Petraeus to revamp Afghan plan

New Centcom boss weaving together overarching strategy

New head of the U.S. Central Command, U.S. Army Gen. David Petraeus, left, shakes hands with outgoing head U.S. Army Lt. Gen. Martin Dempsey at MacDill Air Force Base  on Friday.  (Associated Press / The Spokesman-Review)
By Julian E. Barnes Los Angeles Times

MACDILL AIR FORCE BASE, Fla. – The most important task for Gen. David Petraeus, installed as head of U.S Central Command, will be developing a single coherent strategy for Afghanistan, Defense Secretary Robert Gates said Friday.

Petraeus took command of Centcom and responsibility for overseeing the wars in Iraq and Afghanistan at a ceremony Friday at MacDill Air Force Base near Tampa.

Petraeus was the top U.S. commander in Iraq. Now, as the top regional commander, he will continue to oversee that war, but at Centcom, his most urgent task will be helping to craft a new strategy for the war in Afghanistan.

“Under his leadership our troops have dealt our enemies in Iraq a tremendous blow,” Gates said. “Now he will take aim at our adversaries in Afghanistan.”

Later in the day, during a news conference aboard his plane, Gates said that Petraeus will have to find a way to weave together various ongoing military reviews of the Afghanistan war into a single strategy as well as to better coordinate various reconstruction efforts.
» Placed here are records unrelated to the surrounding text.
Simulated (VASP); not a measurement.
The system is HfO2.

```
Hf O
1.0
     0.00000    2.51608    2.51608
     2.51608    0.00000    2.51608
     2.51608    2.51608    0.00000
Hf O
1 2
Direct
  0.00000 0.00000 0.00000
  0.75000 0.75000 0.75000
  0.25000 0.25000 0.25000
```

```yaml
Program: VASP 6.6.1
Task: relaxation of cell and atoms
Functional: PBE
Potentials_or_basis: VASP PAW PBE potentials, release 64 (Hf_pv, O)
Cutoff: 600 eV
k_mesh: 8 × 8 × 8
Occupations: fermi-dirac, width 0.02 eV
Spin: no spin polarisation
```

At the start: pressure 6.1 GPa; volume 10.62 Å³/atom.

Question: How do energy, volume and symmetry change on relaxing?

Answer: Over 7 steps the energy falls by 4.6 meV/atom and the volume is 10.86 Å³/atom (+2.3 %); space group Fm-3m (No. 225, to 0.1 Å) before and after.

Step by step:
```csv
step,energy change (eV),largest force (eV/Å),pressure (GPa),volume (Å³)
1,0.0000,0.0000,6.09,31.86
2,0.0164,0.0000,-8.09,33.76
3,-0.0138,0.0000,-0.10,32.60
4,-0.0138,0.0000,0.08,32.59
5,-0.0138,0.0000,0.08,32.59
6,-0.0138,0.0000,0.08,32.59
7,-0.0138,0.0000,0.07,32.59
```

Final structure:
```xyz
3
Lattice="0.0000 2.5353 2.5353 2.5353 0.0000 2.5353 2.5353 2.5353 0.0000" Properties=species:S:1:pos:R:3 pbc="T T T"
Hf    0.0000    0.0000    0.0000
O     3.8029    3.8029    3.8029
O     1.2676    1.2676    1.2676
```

“We’ve got four or five different strategies going on right now. At some point all of that has to come together and we need to have one coherent plan that everyone signs up for,” Gates said.

The conflict in Afghanistan has grown more violent this year. In its closing days, the Bush administration National Security Council has initiated a broad strategy review. The Joint Chiefs of Staff also have a planning effort under way, designed in part to present options to the next administration. Petraeus is working on his own plan for Afghanistan. In addition, NATO is also engaged in a strategic planning effort.

For all the efforts, a crucial question concerns the number of troops needed. President Bush has announced that an additional Army brigade, about 3,500 soldiers, will go to Afghanistan early next year. But U.S. commanders in Afghanistan have said they need as many as 20,000 more troops.

Gates said he had briefly discussed with Petraeus the appeal from commanders in Afghanistan for three additional brigades. That request has not formally been presented to Gates, but he said he told Petraeus he thought it was something the United States should “satisfy in the course of 2009.”

Still, Gates sounded skeptical about the need for additional troops beyond those brigades and said U.S. allies were unlikely to send more troops.

“What I would like to see and I think what everybody would like to see is the most rapid possible further expansion of Afghan military forces,” Gates said, “because this needs to be an Afghan war and not an American war and not a NATO war.”